SECRETARY RICE: The goal here is to support the European diplomacy. We've made very clear that we have a lot of other problems with the Iranians. We've also made very clear that we don't intend to do anything to legitimize the Iranian regime. And so what we're looking at here is helping the Europeans in their diplomacy, not shifting policy toward Iran.

QUESTION: How about easing U.S. sanctions to allow NGOs to do work in Iran?

SECRETARY RICE: That is an idea that has been out there, but at this point, this is what we're prepared to do.

QUESTION: Nothing further?

SECRETARY RICE: Nothing further.

QUESTION: Just one more on this. Bush has now shifted his approach on both Iran and North Korea, or at least some -- you know, that is the perception of some people -- towards more engagement. Why didn't you do it sooner?

SECRETARY RICE: First of all, this is not engagement with the Iranians. This is giving to the Europeans more cards to play in their negotiations with the Iranians. This is about unifying the international community so that it's the Iranians who are isolated, not the United States.

On North Korea, it's a negotiation in the six-party talks and so it makes sense that at times you want to make new initiatives within the context of that negotiation. So, again, that's what we did at the last round of the six-party talks.

Diplomacy is a matter of finding common ground, particularly with your allies, so that you are operating from a stronger position in order to achieve what you're trying to achieve. And that's what we are doing in this case today.
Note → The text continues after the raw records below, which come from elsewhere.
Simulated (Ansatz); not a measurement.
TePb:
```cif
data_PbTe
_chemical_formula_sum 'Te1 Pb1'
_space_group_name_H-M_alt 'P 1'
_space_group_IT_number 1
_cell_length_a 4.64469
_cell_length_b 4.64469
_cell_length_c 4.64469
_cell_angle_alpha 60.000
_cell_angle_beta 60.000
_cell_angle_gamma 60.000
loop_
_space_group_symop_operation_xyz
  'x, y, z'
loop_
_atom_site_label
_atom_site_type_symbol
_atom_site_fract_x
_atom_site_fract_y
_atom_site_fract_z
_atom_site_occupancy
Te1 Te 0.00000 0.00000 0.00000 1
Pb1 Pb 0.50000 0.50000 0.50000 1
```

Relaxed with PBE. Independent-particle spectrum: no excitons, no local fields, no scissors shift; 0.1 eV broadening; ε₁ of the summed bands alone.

QUESTION: On the North Korea nuclear issue, the United States has repeatedly looked at Beijing to bring North Korea to the negotiating table. Why do you think Beijing has been either unable or unwilling to deliver North Korea to the table?

SECRETARY RICE: I think if it were easy to deal with North Korea, we wouldn't have the problem that we have. It's obviously not easy to deal with North Korea.

What we've achieved in the six-party talks is that there is a common message to the North Koreans that they cannot have their nuclear capability and have good relations with the international community. And that, again, puts North Korea in a position of isolation, not the rest of the parties.

We will see when and if the North Koreans decide to come back to the six-party talks. They, frankly, ought to come back to the six-party talks because it's the only means available to them to deal with the international community. But I do think the Chinese have been trying to convince them of that. It's just not an easy thing to do.

QUESTION: The Chinese have the most leverage. They're the Communist neighbor, they have historic ties. What can the United States do to get China to do more?

SECRETARY RICE: Well, we've been quite impressed with the fact that we've come to this common view of what to do about North Korea. And I'm going to have discussions with the Chinese and the South Koreans and the Japanese when I go out to the region next week, and I think at that point we'll see where we are and what other steps need to be taken.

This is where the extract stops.